Two scenarios stand out as the most dynamic from a value-creation perspective, requiring high coordination, carrying high stakes and offering a clear upside from proactive execution. Health and wellness management and travel planning generate the strongest interest, at 71% and 70%, respectively. These tasks benefit from timing, constraint management and coordination, creating conditions in which consumers are especially open to delegating judgment and execution to these systems.

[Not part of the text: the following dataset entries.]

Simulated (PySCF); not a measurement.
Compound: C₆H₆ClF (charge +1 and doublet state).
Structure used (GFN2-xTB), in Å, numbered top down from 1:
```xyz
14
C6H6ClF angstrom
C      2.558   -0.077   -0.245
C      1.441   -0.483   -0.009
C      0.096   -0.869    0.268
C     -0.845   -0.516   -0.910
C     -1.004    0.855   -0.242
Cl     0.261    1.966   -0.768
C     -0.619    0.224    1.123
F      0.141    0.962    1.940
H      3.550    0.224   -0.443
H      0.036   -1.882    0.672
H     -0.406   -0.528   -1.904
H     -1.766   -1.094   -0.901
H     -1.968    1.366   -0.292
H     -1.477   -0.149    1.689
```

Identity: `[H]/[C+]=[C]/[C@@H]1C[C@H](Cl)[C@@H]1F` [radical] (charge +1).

At the same time, the data shows that commerce-adjacent automation is already within reach. Roughly two-thirds of consumers (69%) express interest in agentic subscription management, grocery shopping and meal planning. Home maintenance was cited by 68%, and bill management at 66%. The report’s interpretation is not novelty-seeking. It is friction reduction. Consumers are interested in using agentic systems for time-consuming and cognitively burdensome recurring tasks, particularly those involving renewals, replenishment and payments.

Tool Choice Signals a Trust Environment

“Agentic readiness” depends heavily on whether consumers experience AI as a primary, “front door” interface or as a feature embedded in another workflow.

Among Power Users, the use of AI agents is already normalized. Eighty percent report very or extremely high interest in using agentic AI for grocery management, and 78% report the same for health and wellness management. In parallel, reluctance is minimal. Among Power Users, only 7% are slightly or not at all interested in using an agentic AI assistant for grocery shopping. For health and wellness management, 5% say the same.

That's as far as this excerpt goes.